Trying to Figure Out God’s Odd Leading in Your Life

Christmas shows us God’s leading proves wiser than our impatient pleas for progress.

God’s leading and timing in our lives often don’t make sense. We know that almost 2,000 years ago Joseph and Mary journeyed to Bethlehem. But we forget that approximately 2,040 years before they did, Jacob and Rachel, another expectant couple, traveled south along the same road.

God's Unusual Leading in Your Life

(Photo: Anton Raphael Mengs. Public domain, via Wikimedia Commons)

Rachel gave birth to Benjamin, but died soon after delivery, and Jacob buried her near Bethlehem (Gen. 35:19). Rachel’s death foreshadowed the devastation that the territory of Benjamin would suffer in Jeremiah’s time:

Rachel is weeping for her children . . . Because they are no more. —Jeremiah 31:15

Yet the prophecy found its final fulfillment in Jesus’ day, when Herod the Great slaughtered all baby boys in Bethlehem (Matt. 2:17-18). So, at God’s direction, Joseph fled to Egypt with Mary and Jesus to live until Herod’s death.

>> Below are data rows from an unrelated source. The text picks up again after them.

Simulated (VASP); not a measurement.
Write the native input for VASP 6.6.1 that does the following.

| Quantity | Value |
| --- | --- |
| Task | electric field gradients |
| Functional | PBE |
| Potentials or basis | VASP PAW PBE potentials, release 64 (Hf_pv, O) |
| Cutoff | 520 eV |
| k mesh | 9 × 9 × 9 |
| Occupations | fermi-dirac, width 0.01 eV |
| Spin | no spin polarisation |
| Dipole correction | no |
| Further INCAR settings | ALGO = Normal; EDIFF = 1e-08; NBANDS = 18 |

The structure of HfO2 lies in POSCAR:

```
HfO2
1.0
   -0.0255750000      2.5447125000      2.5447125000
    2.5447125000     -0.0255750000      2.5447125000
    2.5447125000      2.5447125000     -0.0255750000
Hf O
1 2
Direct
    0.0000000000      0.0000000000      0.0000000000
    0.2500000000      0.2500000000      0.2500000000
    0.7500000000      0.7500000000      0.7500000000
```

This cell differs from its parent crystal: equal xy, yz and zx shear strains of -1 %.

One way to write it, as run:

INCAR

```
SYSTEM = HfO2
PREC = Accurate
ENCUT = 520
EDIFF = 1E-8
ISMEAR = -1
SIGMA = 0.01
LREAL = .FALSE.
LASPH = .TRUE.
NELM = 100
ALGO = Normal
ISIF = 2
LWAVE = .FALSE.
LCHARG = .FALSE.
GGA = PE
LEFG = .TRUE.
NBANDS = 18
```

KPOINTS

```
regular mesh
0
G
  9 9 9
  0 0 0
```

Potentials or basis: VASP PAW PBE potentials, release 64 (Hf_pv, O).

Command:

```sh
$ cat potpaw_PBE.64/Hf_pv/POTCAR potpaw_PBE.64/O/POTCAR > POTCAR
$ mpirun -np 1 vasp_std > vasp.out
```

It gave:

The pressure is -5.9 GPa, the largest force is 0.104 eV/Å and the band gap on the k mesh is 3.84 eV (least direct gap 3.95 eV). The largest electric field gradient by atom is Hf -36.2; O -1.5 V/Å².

Each movement of Jesus’ family finds its cause in God’s revelation to Joseph:

  • Fleeing Bethlehem to Egypt
  • Returning from Egypt to Israel
  • Avoiding Judea to settle in Galilee

God’s purposes for these moves lay first in the protection of His Son, but Matthew notes that each directive also fulfilled Scripture. I doubt anyone but God saw beforehand the murky prophecies fulfilled by these geographic moves. But in hindsight, they become clear.

God’s leading and timing in our lives often don’t make sense either.  At least at first.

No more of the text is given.